The most alarming example of this trend: Earlier this year, Circuit City decided to fire 3400 of its most experienced (and highest-paid) salespeople and replace them with lower-paid, less experienced employees. So what happened? Store sales for the subsequent quarter went down by some 5.6 percent from the same period a year earlier.

Now I can't prove that Circuit City's personnel policies caused the drop in revenue--the company blames the decline on unrelated market factors such as plummeting flat-panel television prices and poor customer uptake on pricey extended warranties--but I am less likely to go there the next time I want help picking a tech product.

A Good Experience

Instead, I'll return to Fry's Electronics, A huge regional superstore that is notable for the quirky decors of its retail outlets (the one in Silicon Valley has a Wild West look, while branches I've visited in Southern California are based on Alice in Wonderland and a sort of jungle theme).
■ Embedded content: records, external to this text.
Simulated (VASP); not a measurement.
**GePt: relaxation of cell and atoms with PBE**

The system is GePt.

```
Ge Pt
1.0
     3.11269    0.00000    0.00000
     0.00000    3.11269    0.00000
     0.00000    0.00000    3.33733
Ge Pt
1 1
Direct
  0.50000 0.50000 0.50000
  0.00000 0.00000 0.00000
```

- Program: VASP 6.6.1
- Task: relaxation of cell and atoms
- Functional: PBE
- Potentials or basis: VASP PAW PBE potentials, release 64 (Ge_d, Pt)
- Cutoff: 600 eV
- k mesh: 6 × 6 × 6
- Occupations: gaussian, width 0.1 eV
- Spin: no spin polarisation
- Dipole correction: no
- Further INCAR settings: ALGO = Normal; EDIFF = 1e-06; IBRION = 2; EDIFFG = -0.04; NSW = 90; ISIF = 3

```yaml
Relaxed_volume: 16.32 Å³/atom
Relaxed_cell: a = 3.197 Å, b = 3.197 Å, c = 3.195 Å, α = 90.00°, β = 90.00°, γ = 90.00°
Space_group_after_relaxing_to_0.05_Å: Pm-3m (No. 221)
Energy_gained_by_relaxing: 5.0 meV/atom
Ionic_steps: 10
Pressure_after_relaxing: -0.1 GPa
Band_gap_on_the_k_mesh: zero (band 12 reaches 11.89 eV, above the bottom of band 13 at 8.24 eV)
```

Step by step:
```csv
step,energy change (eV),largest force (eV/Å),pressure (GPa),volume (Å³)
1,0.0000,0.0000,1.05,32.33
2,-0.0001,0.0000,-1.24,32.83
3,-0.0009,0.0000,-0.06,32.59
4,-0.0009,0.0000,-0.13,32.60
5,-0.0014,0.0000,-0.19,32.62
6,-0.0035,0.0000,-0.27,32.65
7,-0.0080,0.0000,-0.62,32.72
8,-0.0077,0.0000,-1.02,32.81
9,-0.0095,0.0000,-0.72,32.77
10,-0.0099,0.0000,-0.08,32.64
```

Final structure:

I received great sales help during a visit to the Palo Alto, California, store recently. I arrived with a general idea of what I wanted--a networkable hard-drive case that I could use with a couple of old hard drives--but a knowledgeable sales clerk not only did an admirable job of spelling out my options for me but also showed me where to find all of them (for some reason the Netgear product that I ultimately bought wasn't displayed with the rest of the hard-drive enclosures). That guy earned his commission.